MOSCOW (Reuters) -- Russian car sales fell 1 percent in November compared with 10 percent the month before as a state scrappage program and a rush to buy before expected price increases helped to slow falling registrations in the country’s troubled auto market.
The Association of European Businesses (AEB) lobby group said 229,439 new cars and light commercial vehicles were sold in Russia last month as Western sanctions over Ukraine continued to weaken the Russian economy.
To support automakers, Russia earmarked 10 billion rubles ($186 million) in September to fund incentives for new vehicle purchases until the end of this year.
Last week, the government extended the program into 2015 with a further 10 billion rubles. The scheme provides cash incentives for Russians to buy new cars if they sell old ones for scrap.

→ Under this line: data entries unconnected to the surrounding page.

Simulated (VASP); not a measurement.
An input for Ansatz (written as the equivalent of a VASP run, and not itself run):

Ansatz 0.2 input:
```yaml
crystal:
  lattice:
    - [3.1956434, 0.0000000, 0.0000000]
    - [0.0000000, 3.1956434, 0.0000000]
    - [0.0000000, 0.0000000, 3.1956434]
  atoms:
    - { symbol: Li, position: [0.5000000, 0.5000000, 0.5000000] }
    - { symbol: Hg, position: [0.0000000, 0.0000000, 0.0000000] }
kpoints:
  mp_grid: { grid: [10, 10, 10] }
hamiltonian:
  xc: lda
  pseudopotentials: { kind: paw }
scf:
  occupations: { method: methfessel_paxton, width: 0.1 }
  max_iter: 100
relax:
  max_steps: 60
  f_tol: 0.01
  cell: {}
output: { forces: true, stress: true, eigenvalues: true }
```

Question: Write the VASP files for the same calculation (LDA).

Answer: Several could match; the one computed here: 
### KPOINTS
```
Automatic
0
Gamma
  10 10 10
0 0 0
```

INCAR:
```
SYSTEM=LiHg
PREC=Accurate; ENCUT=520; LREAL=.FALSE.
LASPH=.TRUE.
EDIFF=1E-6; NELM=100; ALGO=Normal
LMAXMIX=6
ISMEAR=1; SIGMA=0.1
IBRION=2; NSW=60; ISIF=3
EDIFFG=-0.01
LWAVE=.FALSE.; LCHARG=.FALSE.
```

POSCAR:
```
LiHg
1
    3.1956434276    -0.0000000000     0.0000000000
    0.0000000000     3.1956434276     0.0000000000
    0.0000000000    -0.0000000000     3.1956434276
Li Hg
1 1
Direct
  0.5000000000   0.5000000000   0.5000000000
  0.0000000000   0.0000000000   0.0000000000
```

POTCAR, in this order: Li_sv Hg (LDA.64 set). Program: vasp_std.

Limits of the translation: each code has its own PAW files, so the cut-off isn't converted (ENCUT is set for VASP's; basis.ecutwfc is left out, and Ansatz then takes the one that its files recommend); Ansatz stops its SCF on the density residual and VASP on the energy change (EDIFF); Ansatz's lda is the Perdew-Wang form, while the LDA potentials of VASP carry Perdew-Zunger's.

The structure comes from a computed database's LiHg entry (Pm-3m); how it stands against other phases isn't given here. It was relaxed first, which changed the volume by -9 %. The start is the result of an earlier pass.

"Retail demand has been extraordinary in recent weeks, helped by government subsidies and consumers rushing to get ahead of widely anticipated new year price increases," Joerg Schreiber, chairman of the AEB Automobile Manufacturers Committee, said in a statement.
"The outlook on December sales is rather promising as well, raising the prospect of a decent closing of a difficult year for the Russian car market," he said.
In the first 11 months, sales were down 12 percent at 2.22 million, in line with AEB's forecast for a 12 percent sales drop in 2014 as a whole.